The reaction I get when I tell people I work down in the University Archives is always an interesting one. Although some look at you like you swallowed a goat whole, most are just curious though and ask what it is that I do. One person in the midst of this asked me about the impact of technology and why even bother with books and papers when anyone can look up information from their laptops or smartphones. It really is not that much of an issue though. We use technology all the time in archives. I will admit, technology and I have had a complicated relationship over the years (I’m pretty sure it started with floppy disks. I’m sorry it had to end the way it did by the way), and the idea of archivists and technology mixing sounds a little odd, but it is thanks to digitizing our paper records that anyone can find the information they need. It is efficient and makes things easier for researchers and archivists to find what they need. Even from their smartphones.

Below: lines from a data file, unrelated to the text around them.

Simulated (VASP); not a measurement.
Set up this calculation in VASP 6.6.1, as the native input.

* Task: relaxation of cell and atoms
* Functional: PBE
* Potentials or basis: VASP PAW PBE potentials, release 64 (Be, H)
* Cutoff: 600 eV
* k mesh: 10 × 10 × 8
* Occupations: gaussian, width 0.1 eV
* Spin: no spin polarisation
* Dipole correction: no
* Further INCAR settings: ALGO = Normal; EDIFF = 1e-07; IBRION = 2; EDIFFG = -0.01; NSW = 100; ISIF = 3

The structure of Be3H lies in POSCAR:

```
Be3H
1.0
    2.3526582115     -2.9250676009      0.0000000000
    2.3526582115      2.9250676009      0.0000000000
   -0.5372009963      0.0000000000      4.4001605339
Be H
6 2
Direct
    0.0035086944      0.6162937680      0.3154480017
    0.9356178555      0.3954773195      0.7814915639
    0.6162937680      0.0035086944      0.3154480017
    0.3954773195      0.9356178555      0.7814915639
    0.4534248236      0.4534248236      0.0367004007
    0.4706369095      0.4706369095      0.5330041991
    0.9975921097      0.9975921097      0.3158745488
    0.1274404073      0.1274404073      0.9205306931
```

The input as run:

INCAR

I finally got the chance to digitize certain University documents and prepare them for being entered into our archival search engine. These were UT Tyler publications called The Forum and Intercom that began in the 1970s and ran for different lengths of time. These are stored in archival boxes as a part of the Marketing and Communications Department records. The Forum was more of a magazine that ran from 1974 to 1989 on a seasonal basis and highlighted everything from Phase building, scholarships, faculty achievements, and had an emphasis on Alumni relations. Intercom on the other hand, had a production run from 1973 through early 2000, producing one volume every new fall semester with issues printed every month (some a few times a month). Intercom covered topics similar to The Forum but it also held memos for those specifically working and attending the University. There are calendars describing upcoming holidays, faculty video sessions, and announcements of upcoming power outages. I have a partial fondness for the Intercom though because they felt the need to change things up in their format several times over the years even going so far as to make every issue a different color with a glittery silver title. Very glitzy!
The process of digitizing these records has taken me nearly six months to complete for both of these publications. That sounds daunting, but I assure you it’s really not as terrible and time consuming as it seems. You have to be organized though! At least objects and papers being digitized are already a part of a processed collection that makes things a little easier.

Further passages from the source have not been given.